One thing is for sure: I am so thankful that I don’t have children being raised at this time because I would be fighting with school administrators every day. I don’t want my child’s mind to be controlled by misinformation and political indoctrination while at school.

Those kids staging demonstrations during school hours in school grounds don’t even know what that all means. They are being taught to yell out phrases without an explanation of how serious the gun control situation is and a sensible way to look for a solution for this crime wave. Solidarity for the Parkland High School victims would have been a prayer or a moment of silence.

In case you didn’t know it, political indoctrination is prohibited in public school grounds just like government buildings cannot be used for political purposes. Remember when Modesto Maldonado was denied the use of the Lawrence Public Library to announce his candidacy for mayor? The non-librarian said it could not be granted for political purposes yet the Democratic and Republican Committees meet there regularly and invite political candidates. They use laws and rules at will depending of what benefits them.

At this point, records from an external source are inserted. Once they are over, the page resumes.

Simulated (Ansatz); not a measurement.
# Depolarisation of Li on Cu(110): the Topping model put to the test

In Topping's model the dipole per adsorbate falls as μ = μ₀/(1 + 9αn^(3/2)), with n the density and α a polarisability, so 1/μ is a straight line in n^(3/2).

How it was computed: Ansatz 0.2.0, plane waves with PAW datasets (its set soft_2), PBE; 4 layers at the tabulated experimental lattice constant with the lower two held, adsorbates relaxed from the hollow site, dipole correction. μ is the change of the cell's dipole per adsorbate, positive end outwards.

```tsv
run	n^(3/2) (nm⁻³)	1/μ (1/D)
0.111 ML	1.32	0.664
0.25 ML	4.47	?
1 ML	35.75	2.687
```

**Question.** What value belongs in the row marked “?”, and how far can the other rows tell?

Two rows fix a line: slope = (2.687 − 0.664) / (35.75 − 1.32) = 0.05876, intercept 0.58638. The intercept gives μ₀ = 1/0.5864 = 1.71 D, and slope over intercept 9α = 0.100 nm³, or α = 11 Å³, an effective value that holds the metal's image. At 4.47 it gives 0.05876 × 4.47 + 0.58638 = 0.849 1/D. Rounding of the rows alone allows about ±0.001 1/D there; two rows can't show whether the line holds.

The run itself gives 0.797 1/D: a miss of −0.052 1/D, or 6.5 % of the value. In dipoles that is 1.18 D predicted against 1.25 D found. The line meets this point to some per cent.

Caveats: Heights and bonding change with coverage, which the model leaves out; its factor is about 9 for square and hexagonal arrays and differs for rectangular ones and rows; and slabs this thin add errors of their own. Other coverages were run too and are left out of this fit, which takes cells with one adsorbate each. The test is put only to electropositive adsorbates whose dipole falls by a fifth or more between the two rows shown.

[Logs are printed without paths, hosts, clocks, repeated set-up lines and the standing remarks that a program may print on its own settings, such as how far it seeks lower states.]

So, the next time you see someone screaming that we need gun control, ask them what can be done about stolen firearms and explain to them the above article on kits online and you’ll find a blank stare. Nobody knows what to do.

Sen. L’Italien at St. Patrick’s luncheon

When Costa Eagle Broadcasting shut down all programming on WCEC 1490 AM on November 6 and 7 (Election Day) I asked our delegation at the State House for their opinion on that censorship. They all ignored my request and after a few weeks, Rep. Frank Moran did send me an email saying, “I don’t believe in censorship or taking the people’s voice away,” but nothing from the rest of them.

All I wanted was to know if they believe that it was a violation on our rights as voters and to the brokers who pay for their air time so I let them know of my disappointment regarding their representation of this community.

Now, I watched the St. Patrick’s luncheon where politicians gather to poke fun at one another and Sen. L’Italien sang a song of her own creation that was quite imaginative. Only that at the end, she mentioned Mayor Rivera who managed to shut down the Spanish radio station clearly adding insult to injury to all Latino voters.

If Sen. L’Italien didn’t want to get involved having an opinion on the subject, probably it could have been forgotten in time. Her actions mocking this community by praising Mayor Rivera’s achievement shutting down the Spanish-language station during Election Day and the day before which were vital to the results, makes it unforgivable.

The audience didn’t even laugh at her remark because they had no idea what she was talking about. The fact that Pat Costa canceled all programming for those two days was never published in the English-language media and her listeners had no idea of what she meant by it.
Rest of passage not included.